| 12345678910111213141516171819202122232425262728293031323334353637383940414243444546474849505152535455565758596061626364656667686970717273747576777879808182838485868788 |
- Abstract
- This document explains how to tell about how many Tor users there
- are, and how many there are in which country. Statistics are
- involved.
- Motivation
- There are a few reasons we need to keep track of which countries
- Tor users (in aggregate) are coming from:
- - Resource allocation. Knowing about underserved countries with
- lots of users can let us know about where we need to direct
- translation and outreach efforts.
- - Anticensorship. Sudden drops in usage on a national basis can
- indicate the arrival of a censorious firewall.
- - Sponsor outreach and self-evalutation. Many people and
- organizations who are interested in funding The Tor Project's
- work want to know that we're successfully serving parts of the
- world they're interested in, and that efforts to expand our
- userbase are actually succeeding. So, when you come right
- down to it, do we.
- Goals
- We want to know about how many Tor users there are, and which
- countries they're in, even in the presence of a hypothetical
- "directory guard" feature. Some uncertainty is okay, but we'd like
- to be able to put a bound on the uncertainty.
- We need to make sure this information isn't exposed in a way that
- helps an adversary.
- Methods:
- Every client downloads network status documents. There are
- currently three methods (one hypothetical) for clients to get them.
- - 0.1.2.x clients (and earlier) fetch a v2 networkstatus
- document about every NETWORKSTATUS_CLIENT_DL_INTERVAL [30
- minutes].
- - 0.2.0.x clients fetch a v3 networkstatus consensus document
- at a random interval between when their current document is no
- longer freshest, and when their current document is about to
- expire.
- [In both of the above cases, clients choose a directory cache at
- random with odds roughly proportional to its bandwidth.]
- - In some future version, clients will choose directory caches
- to serve as their "directory guards" to avoid profiling
- attacks, similarly to how clients currently start all their
- circuits at guard nodes.
- We assume that a directory cache can tell which of these three
- categories a client is in by the format of its status request.
- A directory cache can be made to count distinct client IP
- addresses that make a certain request of it in a given timeframe.
- For the first two cases, a cache can get a picture of the overall
- number and countries of users in the network by dividing the IP
- count by the probability with which they (as a cache) would be
- chosen. Assuming that our listed bandwidth is such that we expect
- to be chosen with probability P for any given request, and we've
- been counting IPs for long enough that we expect the average
- client to have made N requests, they will have visited us at least
- once with probability P' = 1-(1-P)^N, and so we divide the IP
- counts we've seen by P' for our estimate.

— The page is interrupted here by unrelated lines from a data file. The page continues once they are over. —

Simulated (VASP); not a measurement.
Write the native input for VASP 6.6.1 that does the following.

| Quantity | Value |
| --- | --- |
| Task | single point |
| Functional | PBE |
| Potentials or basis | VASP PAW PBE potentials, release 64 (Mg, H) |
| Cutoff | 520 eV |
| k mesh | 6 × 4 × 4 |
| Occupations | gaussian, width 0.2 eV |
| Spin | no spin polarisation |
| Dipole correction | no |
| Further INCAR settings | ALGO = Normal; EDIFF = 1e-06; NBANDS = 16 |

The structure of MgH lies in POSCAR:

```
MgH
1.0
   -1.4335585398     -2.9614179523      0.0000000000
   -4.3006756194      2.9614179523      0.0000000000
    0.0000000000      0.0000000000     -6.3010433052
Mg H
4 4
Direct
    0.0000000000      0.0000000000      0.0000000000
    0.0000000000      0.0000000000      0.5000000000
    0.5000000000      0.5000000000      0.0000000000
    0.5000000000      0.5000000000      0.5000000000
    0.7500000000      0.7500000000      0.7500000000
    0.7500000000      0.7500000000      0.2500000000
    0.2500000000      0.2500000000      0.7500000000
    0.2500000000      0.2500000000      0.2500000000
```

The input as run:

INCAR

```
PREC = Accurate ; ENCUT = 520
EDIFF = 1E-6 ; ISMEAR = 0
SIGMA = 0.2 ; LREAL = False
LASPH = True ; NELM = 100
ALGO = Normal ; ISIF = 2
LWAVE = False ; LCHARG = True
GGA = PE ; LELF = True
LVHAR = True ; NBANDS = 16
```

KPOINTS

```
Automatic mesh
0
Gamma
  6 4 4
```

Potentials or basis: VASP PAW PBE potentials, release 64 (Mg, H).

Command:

- If directory guards are in use, directory guards get a picture of
- all those users who chose them as a guard when they were listed
- as a good choice for a guard, and who are also on the network
- now. The cleanest data here will come from nodes that were listed
- as good new-guards choices for a while, and have not been so for a
- while longer (to study decay rates); nodes that have been listed
- as good new-guard choices consistently for a long time (to get a
- sample of the network); and nodes that have been listed as good
- new-guard choices only recently (to get a sample of new users and
- users whose guards have died out.)
- Note that these measurements *shouldn't* be taken at directory
- authorities: their picture of the network is too skewed by the
- special cases in which clients fetch from them directly.
|